For example, those stuck in airports and looking for flights would buy through mobile. So you have to consider the multiple scenarios in order to plan how your consumers will make their final payment and through which device,” said Nikita.

“We do see that obviously things are shifting over to mobile nowadays but the actual transaction itself is done on desktop. You’ll also see that if you do a timeline, the times people do their research on your website through mobile, it is usually during the commuting time and it differs from country to country.

When I was living in Japan, I saw that during the time of commute, like when they’re stuck in a train, you will see a lot of research happening but then it drops. The purchase will then happen at the end of the day before they leave their work because they use the desktop in the office to make the purchase before going home,” said Jack.

3. Localisation is key when differentiating from other services.

The prominent names within the travel industry such as Expedia and Booking.com are familiar platforms for travelers worldwide. However, they haven’t been able to penetrate through all the markets, especially those who prefer local services so that is another avenue for businesses to tap in. Use local advantages to attract people to your service over your other competitors.

“As big as Expedia and Booking.com are, you will see that they haven’t been able to penetrate China or Japan because there is a local solution that thinks about the local consumers. They also didn’t penetrate Indonesia because Traveloka is the preferred choice by the local crowd. So whatever you create, you need to make sure it’s localised because then you get the local market,” said Jack.

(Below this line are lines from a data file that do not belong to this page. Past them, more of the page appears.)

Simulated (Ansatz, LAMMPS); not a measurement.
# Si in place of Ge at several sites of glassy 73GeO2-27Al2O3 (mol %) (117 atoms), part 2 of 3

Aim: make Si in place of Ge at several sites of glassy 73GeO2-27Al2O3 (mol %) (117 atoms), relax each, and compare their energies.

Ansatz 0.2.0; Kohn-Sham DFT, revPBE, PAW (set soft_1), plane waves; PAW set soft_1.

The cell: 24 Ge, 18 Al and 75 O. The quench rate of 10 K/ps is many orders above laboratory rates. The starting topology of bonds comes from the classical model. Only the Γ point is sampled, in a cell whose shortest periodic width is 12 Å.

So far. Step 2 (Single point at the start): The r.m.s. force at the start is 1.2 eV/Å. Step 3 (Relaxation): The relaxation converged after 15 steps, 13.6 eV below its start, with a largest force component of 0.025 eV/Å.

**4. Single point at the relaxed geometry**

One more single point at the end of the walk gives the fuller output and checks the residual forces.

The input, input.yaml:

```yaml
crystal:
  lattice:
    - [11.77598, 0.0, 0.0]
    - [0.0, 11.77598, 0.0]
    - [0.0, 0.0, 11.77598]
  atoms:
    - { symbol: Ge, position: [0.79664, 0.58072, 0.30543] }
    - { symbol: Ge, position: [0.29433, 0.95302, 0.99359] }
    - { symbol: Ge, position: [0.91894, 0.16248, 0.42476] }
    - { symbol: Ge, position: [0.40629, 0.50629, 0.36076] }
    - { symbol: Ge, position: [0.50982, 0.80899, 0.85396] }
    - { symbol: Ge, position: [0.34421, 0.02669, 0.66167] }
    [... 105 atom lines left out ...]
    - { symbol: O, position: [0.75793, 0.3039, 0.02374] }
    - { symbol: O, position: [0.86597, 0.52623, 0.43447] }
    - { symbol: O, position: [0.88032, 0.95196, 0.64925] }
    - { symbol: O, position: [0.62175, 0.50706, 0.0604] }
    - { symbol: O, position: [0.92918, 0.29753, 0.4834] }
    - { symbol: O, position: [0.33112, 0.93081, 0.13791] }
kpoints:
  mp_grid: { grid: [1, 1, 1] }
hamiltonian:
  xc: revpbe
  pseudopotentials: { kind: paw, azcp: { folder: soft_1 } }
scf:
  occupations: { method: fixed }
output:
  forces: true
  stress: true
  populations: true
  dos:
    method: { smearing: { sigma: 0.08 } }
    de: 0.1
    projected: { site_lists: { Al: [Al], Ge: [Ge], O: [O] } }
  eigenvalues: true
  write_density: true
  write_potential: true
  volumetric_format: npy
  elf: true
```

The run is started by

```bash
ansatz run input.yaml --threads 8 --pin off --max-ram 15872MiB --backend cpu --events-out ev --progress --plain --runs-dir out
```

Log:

“Localisation and adaption are two different things. It’s not enough to just translate a website and say it’s done. So it’s best to actually enter into the local market and find out what works to entice consumers to your business,” said Nikita.

4. Track the consumers’ pattern

Depending on the market and country, consumers may have different styles and methods when it comes to planning their travel itinerary and accommodation bookings. So following the trend of the targeted market would help businesses expound on the statistics and allow for preparations to be handled ahead to make sure the consumers end up making the right choice for your businesses.

Image Credit: Travel Massive
Image Credit: Travel Massive

“The China market tends to plan way ahead of time, and we see that through the booking patterns for our hotels. They plan 2 to 3 months ahead because the problem they face is the visa. So they need to make sure they need to settle their visa applications first before anything.

For Malaysians, it’s more impromptu. We do see our booking lead time for hotels between 0 – 7 days while 0 – 14 days is when 9% of our bookings come in. This is not very good for us because we cannot plan and can’t manage our rates that well. So, we create programs to entice them to book 30 days in advance or so to get a higher discount,” shared Jack.